[net.unix] rcs blows up on suns

dpn@panda.UUCP (Dale P. Nielsen) (08/29/85)

***

RCS blows up on Suns in part because Suns insist that a null pointer be a
pointer to a null string; zero pointers won't do.  Before I start digging
through it, is anyone out there in net-land aware of a fix to this problem?
If so, please send me mail!  Thank you.

--

			--Dale P. Nielsen
			  GenRad, Incorporated
			  Concord, Massachusetts

			  {decvax,linus,masscomp,mit-eddie}!genrad!panda!dpn

jww@sdcsvax.UUCP (Joel West) (08/31/85)

> RCS blows up on Suns in part because Suns insist that a null pointer be a
> pointer to a null string; zero pointers won't do.

Is this for real?  Does any other system adopt this perverse convention?

	Joel West	CACI, Inc. - Federal (c/o UC San Diego)
	{ucbvax,decvax,ihnp4}!sdcsvax!jww
	jww@SDCSVAX.ARPA

west@sdcsla.UUCP (Larry West) (08/31/85)

>> RCS blows up on Suns in part because Suns insist that a null pointer be a
>> pointer to a null string; zero pointers won't do.
>
>Is this for real?  Does any other system adopt this perverse convention?

I (and others here) have been using RCS on Suns extensively for
years.   I've never had any problems with it, and I don't think
anyone else has had anything major go wrong.   So I doubt that
the bad RCS code was that distributed by SMI.

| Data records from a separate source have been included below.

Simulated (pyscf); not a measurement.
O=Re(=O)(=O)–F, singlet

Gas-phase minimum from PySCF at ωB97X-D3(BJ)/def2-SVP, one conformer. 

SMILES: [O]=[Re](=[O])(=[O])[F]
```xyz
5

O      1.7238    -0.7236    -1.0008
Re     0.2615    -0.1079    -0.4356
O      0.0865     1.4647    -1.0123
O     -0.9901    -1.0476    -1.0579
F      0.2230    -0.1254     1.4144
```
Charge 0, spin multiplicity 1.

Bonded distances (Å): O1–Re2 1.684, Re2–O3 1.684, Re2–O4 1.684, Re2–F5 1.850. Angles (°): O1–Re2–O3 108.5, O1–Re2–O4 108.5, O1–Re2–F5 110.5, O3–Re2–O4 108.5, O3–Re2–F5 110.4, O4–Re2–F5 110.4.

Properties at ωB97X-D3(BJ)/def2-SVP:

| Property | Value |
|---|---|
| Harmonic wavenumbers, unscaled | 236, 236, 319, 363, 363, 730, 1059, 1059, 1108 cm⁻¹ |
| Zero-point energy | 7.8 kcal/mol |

I suspect that what the original poster was complaining about was
that things like:
	if ( *p ) ... ;
[equal time for those who prefer more characters:]
	if ( *p != '\0' ) ... ;
cause address faults on the Suns when (p == 0).

When "p" == 0, of course, the above code is improper, unless your
address space goes down to zero [it doesn't].   This will work
on a Vax (e.g.), for no particularly good reason.   If you ever
intend to use something other than a Vax, you'd be safer writing
things like:
	if ( p && *p ) ... ;

I happen to like the way it works on the Vax, but it's a fluke
and not to be counted on in general.
-- 

Larry West			Institute for Cognitive Science
(USA+619-)452-6220		UC San Diego (mailcode C-015) [x6220]
ARPA: <west@nprdc.ARPA>		La Jolla, CA  92093  U.S.A.
UUCP: {ucbvax,sdcrdcf,decvax,ihnp4}!sdcsvax!sdcsla!west OR ulysses!sdcsla!west

west@sdcsla.UUCP (Larry West) (09/06/85)

In article <961@sdcsla.UUCP> west@sdcsla.UUCP (Larry West) writes:
>>> RCS blows up on Suns in part because Suns insist that a null pointer be a
>>> pointer to a null string; zero pointers won't do.
>>
>>Is this for real?  Does any other system adopt this perverse convention?

>I (and others here) have been using RCS on Suns extensively for
>years.   I've never had any problems with it, and I don't think
>anyone else has had anything major go wrong.   So I doubt that
>the bad RCS code was that distributed by SMI.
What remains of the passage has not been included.